Alliance: When two thieves have their hands so deeply plunged into each others’ pockets that they cannot separately plunder a third party.
Ambrose Bierce, The Devil’s Dictionary
The US and China bicker like an unhappily married couple, but Brad Setser warns us that the squabbling is getting nastier. And worse, both parties seem to fail to recognize how deeply enmeshed they are, and how divorce is not a realistic option.
Brad Setser, in “Uh-oh! Is China starting to blame the US for its currency losses?” notes that China is unhappy with how the US is trashing the dollar:
Mei Xinyu, a senior researcher under the Chinese commerce ministry writing in a personal capacity for the Shanghai Daily, argues that China needs to put pressure on the US at the Strategic Economic Dialogue to do more defend the dollar. With the dollar at 1.60 against the euro, it isn’t hard to see why.
Mei goes on to argue that if the US doesn’t do more to defend the dollar, it is effectively defaulting on China.
The negative results of the US dollar’s decline are evident: the rising prices of all primary products, the intensified pressure on inflation globally, the confusion in the settlement of international transactions, etc. Worst of all, this is the US’ disguised way of avoiding paying off its debts to foreign countries.
It should be noted that the US is the biggest debtor country in the world…. By the end of 2006, the US’ accumulated net debt overseas hit US$16 trillion. As most of the debts were calculated in US dollars, the US is actually welshing on its debts malignantly by allowing the devaluation of US dollars. Since China is the country with the world’s biggest foreign exchange reserves, most of which are calculated in US dollars, China thus is hurt most greatly from the US dollar devaluation.
One man’s exorbitant privilege is another man’s disguised default…..
What’s more, Mei Xinyu’s argument isn’t entirely wrong.
Setser notes (in more polite terms) that the value of the dollar is secondary at best to the Fed right now. He continues:
But Mei Xinyu’s argment is still a bit off. China invested in the US knowing quite well that the US wasn’t committed to defending the dollar’s external value. It invested in the US even though the US had a large trade deficit. It invested in the US even though the IMF indicated the dollar was overvalued and would tend to depreciate over time. It invested in the US even though a gloomy American academic and a former Treasury staff economist quite explicitly warned that China would lose money on dollar holdings back in 2004.
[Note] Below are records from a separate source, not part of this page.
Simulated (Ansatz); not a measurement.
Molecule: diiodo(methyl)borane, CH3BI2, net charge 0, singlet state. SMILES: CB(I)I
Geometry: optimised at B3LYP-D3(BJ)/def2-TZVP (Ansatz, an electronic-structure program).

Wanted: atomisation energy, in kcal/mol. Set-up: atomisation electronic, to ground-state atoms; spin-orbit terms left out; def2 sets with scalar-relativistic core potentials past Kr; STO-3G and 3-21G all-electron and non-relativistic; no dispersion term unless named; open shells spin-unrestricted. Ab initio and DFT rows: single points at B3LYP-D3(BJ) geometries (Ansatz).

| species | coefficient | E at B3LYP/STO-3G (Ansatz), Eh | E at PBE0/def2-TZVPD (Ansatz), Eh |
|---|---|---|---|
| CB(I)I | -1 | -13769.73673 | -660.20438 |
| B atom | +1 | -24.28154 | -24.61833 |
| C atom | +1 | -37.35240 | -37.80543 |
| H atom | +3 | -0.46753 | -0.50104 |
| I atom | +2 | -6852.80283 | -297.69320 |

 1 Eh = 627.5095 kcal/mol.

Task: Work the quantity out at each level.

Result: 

Mei’s complaint, in other words, should be directed in part at China’s own policy makers.
While this is narrowly correct, if you widen the frame of reference, it isn’t clear how the blame should be apportioned. China has pursued an openly mercantilist trade policy. The US was happy to pursue a macroeconomic policy described by Thomas Palley as one based on borrowing and cheap exports. In co-dependent terms, the chronic alcoholic, um, overspender, had found an enabler.
Worse, as this relationship was clearly entering the danger zone, many people who should have know better were sanguine about ever-worsening global imbalances. The flash point should have been when the US current account deficit to GDP ratio passed 4%, which is usually the limit of the currency markets’ tolerance. And indeed, as the gap has worsened, the dollar has come under more pressure. Yet pundits repeatedly argued that China would of course continue to lend to us; to fail to do so would hurt them, since they were funding our purchases of their exports. Note that Setser has not been part of this camp; he noted fairly early on that the China (and other kind buyers of our financial assets) were not only financing our present-year funding gap, but also the interest on all the prior years too. The implication was clear: at some point, this would become unsupportable.
And in a curious lack of empathy, we are driven by internal considerations above all others, yet fail to recognize that our trade partners will be too. China’s escalating inflation is a direct result of its massive Treasury purchases; it can’t sterilize them fully. I have no idea whether the government is playing this line internally, but it would not be inconceivable for them to blame the stock market crash on the US (after all, they had to raise interest rates to combat US generated inflation. Yes, rising commodity prices play a role too, but it is made worse by China’s’ maintaining a loose dollar peg).
Whether this strategem is being employed or not, I have been told that the Chinese public is unhappy about the losses on the investment in Blackstone and on US Treasuries. So a weakening dollar will almost certainly lead to harsher rhetoric; whether it goes beyond that is an open question.
But neither party is willing to deal with the fundamental problem: the US needs to consume less and save more. That means fewer goodies from China and more US exports. While China in theory could increase exports to Europe. the Europeans place much greater stock in preserving employment than does America. so will likely encounter formal and informal protectionism.
Although Setser argues from a funds flow perspective, he reaches a similar conclusion:
That strikes me as a recipe for future trouble.